For gay people the role of the sacred clown is especially important: not only are the sacred clowns often gay, the role of contrary is a sacred symbol of the role we play in society as a whole.
There has been a sacred clown response to AIDS. When the normal response was to react with fear and panic, there were people dancing backward, responding with love and confidence. ‘( Tilleraas, P. 1988. Color of light: Daily Meditations for All Us Living with AIDS)

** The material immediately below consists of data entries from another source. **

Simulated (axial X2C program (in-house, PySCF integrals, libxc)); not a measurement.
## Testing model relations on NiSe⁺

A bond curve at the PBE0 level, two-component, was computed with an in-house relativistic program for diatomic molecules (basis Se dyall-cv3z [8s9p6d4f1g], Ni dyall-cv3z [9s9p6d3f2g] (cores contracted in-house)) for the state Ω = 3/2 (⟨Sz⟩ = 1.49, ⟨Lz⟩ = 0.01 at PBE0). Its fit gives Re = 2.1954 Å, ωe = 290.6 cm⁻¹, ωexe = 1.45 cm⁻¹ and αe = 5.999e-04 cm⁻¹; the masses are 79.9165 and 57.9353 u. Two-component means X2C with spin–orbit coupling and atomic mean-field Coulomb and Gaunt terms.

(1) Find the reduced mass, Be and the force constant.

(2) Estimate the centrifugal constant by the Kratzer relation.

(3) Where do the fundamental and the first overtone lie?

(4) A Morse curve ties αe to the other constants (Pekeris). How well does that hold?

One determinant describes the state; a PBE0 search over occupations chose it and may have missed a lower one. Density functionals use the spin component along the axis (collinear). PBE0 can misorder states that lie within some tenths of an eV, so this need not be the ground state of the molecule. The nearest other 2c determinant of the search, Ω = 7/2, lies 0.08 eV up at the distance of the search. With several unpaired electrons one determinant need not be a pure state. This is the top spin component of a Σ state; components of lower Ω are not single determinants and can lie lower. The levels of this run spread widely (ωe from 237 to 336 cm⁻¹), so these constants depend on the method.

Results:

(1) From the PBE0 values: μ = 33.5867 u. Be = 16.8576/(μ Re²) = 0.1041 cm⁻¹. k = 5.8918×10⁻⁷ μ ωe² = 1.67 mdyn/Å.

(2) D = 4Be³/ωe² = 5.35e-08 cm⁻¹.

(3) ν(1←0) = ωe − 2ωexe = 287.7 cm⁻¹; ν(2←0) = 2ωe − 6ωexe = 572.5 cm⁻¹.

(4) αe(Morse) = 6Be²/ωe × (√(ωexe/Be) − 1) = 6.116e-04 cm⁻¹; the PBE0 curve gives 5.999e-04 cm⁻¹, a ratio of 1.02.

Dario Fo once wrote, ‘ clowns always speak of the same thing, they speak of hunger; hunger for food, hunger for sex, but also hunger for dignity, hunger for identity, hunger for power. In fact, they introduce questions about who commands, who protests’’ The clowns of the AIDS crisis, a crisis which, we must add, is far from over, are therefore both healers and rebels, they protest with humour while pushing a very serious agenda, they disconcert the authorities with their looks and antics yet manage to subvert the status quo. At a time when the LGBT movement faces internal struggles and external attacks, when so-called ‘allies’ and even members of the community think that drag queens and outrageous costumes shouldn’t be part of a political struggle, we must remember that the drag queens ARE the sacred clowns, our own Heyoehkahs, they provoke laughter in distressing situations of despair and provoke fear and chaos when people feel complacent and overly secure; their own existence is political and ‘queer’. As anarchists said in the tumultuous 70s: ‘Fantasy will destroy power and laughter will bury you”.